Lol @mikerj, spot on, heard his voice in my head when I read that

Attached is the latest schem and file, it takes forever to sim so Ill probably try to determine the POT size, limits, ect in a more simple cct to sim. From the times I ran it up to ~2s or so before halting it seems that the current is decently managed but still has some fluctuating that I'm not sure how I feel about.
Anyone have any pointers on how to create Voltage references without burning much wattage? I switched back to a capacitive dropper to power the Voltage reference cct but it takes quite some time on startup to charge up and direct OPAmps. Maybe I can put some sort of switch cct that switches the V reference cct to a capacitive dropper after initial charge? Then the V reference cct would be ready to go fast, and then switched to the more limiting type of power input after initial charge?
Also, I'll take pointers on how to create a more steady current too?
And then I'm also thinking maybe Ill add some sort of OP-Amp config in such a way that I can utilize a bigger POT, because so far the sims call for only about a difference of 0.7V or so between 100% duty cycle and 0% duty cycle. Is that possible? Using an OP Amp and a few R's to create a ~0.7V swing from beginning rotation to end rotation of a POT when it's hooked up? Is there a way to increase the V range used to determine the duty cycle? I've tried several things mostly consisting of changing R values (independently and grouped ect), and changing V's being compared (higher lower ect) but still find that the entire duty cycle range is controlled by a delta of ~<1V.

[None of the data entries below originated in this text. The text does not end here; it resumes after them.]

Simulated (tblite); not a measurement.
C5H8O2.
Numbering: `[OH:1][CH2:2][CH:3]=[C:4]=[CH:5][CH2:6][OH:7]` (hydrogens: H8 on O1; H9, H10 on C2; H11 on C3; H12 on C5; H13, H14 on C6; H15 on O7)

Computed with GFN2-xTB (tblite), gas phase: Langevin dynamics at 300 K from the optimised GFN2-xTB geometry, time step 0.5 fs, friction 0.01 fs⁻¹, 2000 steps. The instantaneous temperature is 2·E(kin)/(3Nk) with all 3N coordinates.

Since I've switched the V ref cct to a more series type of layout along with the cap dropper style of power input, the cct takes more than 4s to charge up (didn't wait longer). Idk if my Time Delay OP-Amp is configured correctly either. I was trying to compare the 2 voltages and then when one of the Vs was greater than the other, multiply their difference by 10× and output the gained Voltage. The delta V should only be 0.7V (8.2V zener & 7.5V zener) so I figured 10× would be 7V and the reasoning behind the V mgmt is I'm assuming it will consume less power to output 7V instead of going power rail high like in an open loop config? Maybe it's consuming the same power either way, just burning V on R's compared to an open loop config where all power is put to output rather than burning V at R's?
Thanks